Sure, he’s got bad hips, bad ankles, and scrambled eggs between the ears, but that’s just the price you pay for playing a man’s game out there! Beyond the injury history, there’s the strange mismatch of Tua’s lack of arm strength and rotation tanking his downfield velocity with a coach obsessed with throwing the deep ball.

Tua actually has played his best ball when he’s able to go deep, but he doesn’t do so with long-developing play action or seven-step drops. His game is to hit his back foot, grip it, and rip it, using anticipation and pre-snap reads to make decisions fast. If he can read things correctly, it can lead to shots outside the numbers, just getting that ball out early in the play while still in his range.

Tua’s first TD to Tyreek Hill — Kyle Hamilton legitimately has no idea where Hill is until he’s three yards past him.

Marcus Peters also gets out of his backpedal as he’s even with Hill — and y’all know the phrase… pic.twitter.com/tZbvgPIGsm

— Marcel Louis-Jacques (@Marcel_LJ) September 19, 2022

There’s money involved, but you feel there’s a skill set for KOC to develop.

Kirk Cousins

Your mom loves this idea. She always liked Kirk Cousins and thought he was a nice role model for young boys. And you like him too.

Whether it was embracing the Kirko Chainz memes of yesteryear, or you were someone who planted your flag on the pro-Kirk side of the debate, you look back fondly on his tenure in Minnesota. Life seemed better back then, and you like knowing what you’re getting. You’ve seen the marriage between O’Connell and Cousins work once, and you’re convinced it can happen again.

Perhaps unrelated, but you also loved the Thielen trade when it happened last August. (Right there with you, buddy!)

Anthony Richardson

You squint, and you feel like you can see a young Cam Newton. Coincidentally, Richards also squints, because he may or may not have only one eye these days.

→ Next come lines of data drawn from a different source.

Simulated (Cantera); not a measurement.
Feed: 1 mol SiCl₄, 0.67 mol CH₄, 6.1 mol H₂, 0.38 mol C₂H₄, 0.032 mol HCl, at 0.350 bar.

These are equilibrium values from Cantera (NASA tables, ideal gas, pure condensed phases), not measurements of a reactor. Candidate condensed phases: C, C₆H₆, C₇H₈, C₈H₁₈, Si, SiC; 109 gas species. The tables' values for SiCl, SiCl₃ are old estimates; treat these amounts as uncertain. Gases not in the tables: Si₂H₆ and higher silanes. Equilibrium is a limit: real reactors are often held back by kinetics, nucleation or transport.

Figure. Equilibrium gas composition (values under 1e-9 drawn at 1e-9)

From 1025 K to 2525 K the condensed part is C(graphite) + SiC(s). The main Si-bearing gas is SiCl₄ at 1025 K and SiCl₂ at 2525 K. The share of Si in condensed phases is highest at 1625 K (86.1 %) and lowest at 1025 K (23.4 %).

Even with both eyes, he was pretty awful in Indianapolis. A change of scenery is necessary if Richardson is ever going to reach the perceived ceiling he had on draft night, but it feels strange to move on from one project just to take on another. Or perhaps worse, have Minnesota’s coaching staff multitasking two projects at once.

Even going back to college, we’ve yet to see extended periods of good play from Anthony Richardson — but those traits are simply too good for you to pass up. He’s got the arm, the size, the speed. There’s just that pesky problem of him being bad at football.

You can fix him, though, if he just gives you a chance.

Derek Carr

You’re wrong. Pick a new one.

J.J. McCarthy 

You don’t give up. You refuse to let the Vikings organization become the Cleveland Browns, cycling through quarterbacks without allowing them to truly develop. J.J. McCarthy reviving his career elsewhere, Sam Darnold-style, would haunt you forever.

You likely staked your claim on McCarthy early in the process, whether it was defending the pick on draft night or fighting against McCarthy’s meme-ification this past season. You’re convinced there’s still something there, and think the organizational scapegoating over a 23-year-old’s struggles 10 games into his career is embarrassing.

You might be able to convince yourself that the team needs a QB2 upgrade over the likes of Carson Wentz, but moving on from McCarthy feels like betrayal and cowardice. Your lucky number is 9.

Who you pick says a lot about you

However, things shake out with the Vikings QB situation, I see where you’re coming from. (Unless you’re a Derek Carr advocate; in that case, what are you doing?) That subjectivity is what makes sports great. And no matter how vehemently I disagree with you, I’ll do my best to see how you came to that opinion.

The scary thing is, if we can all disagree this much, imagine what the opinions are like inside the Vikings front office right now, especially amidst the power vacuum in the wake of Kwesi Adofo-Mensah’s firing.

All this conjecture and speculation is subjective. Whether or not any of these ideas work out, and the Vikings manage to win football games in 2026, will become very much an objective fact starting in September.